If someone had asked me as an eighteen year-old what I would be like, a whole lifetime away, I would probably have said that I would be happy, amused and comfortable.  I certainly thought I would be richer than I am now, and I definitely thought I would have finished the book I started thinking about all those years ago.

My life’s journey has been fairly typical except in the detail; on by birthday I had travelled 13,149 times around the sun, which means 12,360,060,000,000 (twelve trillion) kilometers.  Couple that to the rotational velocity of the sun around the centre of the galaxy, and I have in effect (just adding the two figures because the cam-speed rotation calculation needed is beyond me)  travelled 262,296,252,000,000 km (two hundred and sixty two trillion) during my lifetime.

Thinking less enormously, I have just in the past year cycled a little over 2,600km at a little over 24km/hr, which is up on the 18km/hr average before the catastrophe.

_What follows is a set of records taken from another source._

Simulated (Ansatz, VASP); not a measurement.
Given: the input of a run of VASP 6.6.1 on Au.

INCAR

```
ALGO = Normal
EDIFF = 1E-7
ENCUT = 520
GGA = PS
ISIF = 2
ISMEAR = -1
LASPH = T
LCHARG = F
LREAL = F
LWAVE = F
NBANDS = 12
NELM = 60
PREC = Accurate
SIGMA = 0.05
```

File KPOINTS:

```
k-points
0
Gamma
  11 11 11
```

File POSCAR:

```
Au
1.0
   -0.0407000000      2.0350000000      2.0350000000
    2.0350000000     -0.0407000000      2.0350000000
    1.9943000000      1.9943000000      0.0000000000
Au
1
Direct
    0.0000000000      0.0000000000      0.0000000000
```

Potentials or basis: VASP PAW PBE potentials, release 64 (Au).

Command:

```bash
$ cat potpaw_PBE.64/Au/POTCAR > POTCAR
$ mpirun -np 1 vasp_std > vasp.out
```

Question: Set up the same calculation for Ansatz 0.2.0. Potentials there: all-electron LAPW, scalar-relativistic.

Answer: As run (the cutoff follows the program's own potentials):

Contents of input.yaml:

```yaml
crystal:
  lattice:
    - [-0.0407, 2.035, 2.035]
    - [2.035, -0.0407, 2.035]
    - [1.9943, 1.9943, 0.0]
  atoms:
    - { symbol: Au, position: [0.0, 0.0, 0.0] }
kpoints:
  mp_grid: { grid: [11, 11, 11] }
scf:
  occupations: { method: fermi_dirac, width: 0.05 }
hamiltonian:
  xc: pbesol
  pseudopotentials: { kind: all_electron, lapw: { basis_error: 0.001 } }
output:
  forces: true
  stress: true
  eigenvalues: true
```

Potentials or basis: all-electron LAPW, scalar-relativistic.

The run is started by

The catastrophe was almost a year ago – the sudden and unannounced passing away of my dad. Between them, my mum and dad were 3/4 of my world, and he was absolutely the die from which I was cast.  I miss him every day and I wish he was still here.  There are days I share with my friends who have also lost their fathers, where the pain is too much to bear, and where the simple will to get the fuck on with making people happy kicks in.  How bizarre that this should, in the end, be the thing that gets me through.  That and my mum – a tower of fragile strength whom I have grown to respect more and more with every passing week.

In other matters, I am fitter than I have ever been. I still wish I had listened to Brian McLaughlin and not turned into the fat bastard I was for a few years. I haven’t shaken off the size yet, but my heart is reassuringly strong and small steps are taken every day for the purposes of making life a little longer, because life is fun.  My desire to stay active and do something a bit stupid every month is paying off.

Work is work – we get paid for the difficult stuff, but the fun stuff we do because we’re allowed to.  I’m blessed to work in an organisation where work is valued and progress is measured in successes every month – and where failures are learning experiences.

I am grateful for the people around me.  The Producer is a constant grounding influence, and after more than a decade, we will have the ability to make one another laugh, and sometimes it’s even ‘with’ rather than ‘at’.  My brother has never been taller in my eyes and I love him dearly, even if we don’t see enough of each other.

So, this is thirty-six.  I miss lots of the things I had when I was 34, but 35 has been about coping with losing the thing you couldn’t live without, and discovering, with amazement,  that thing was what set you up to live anyway.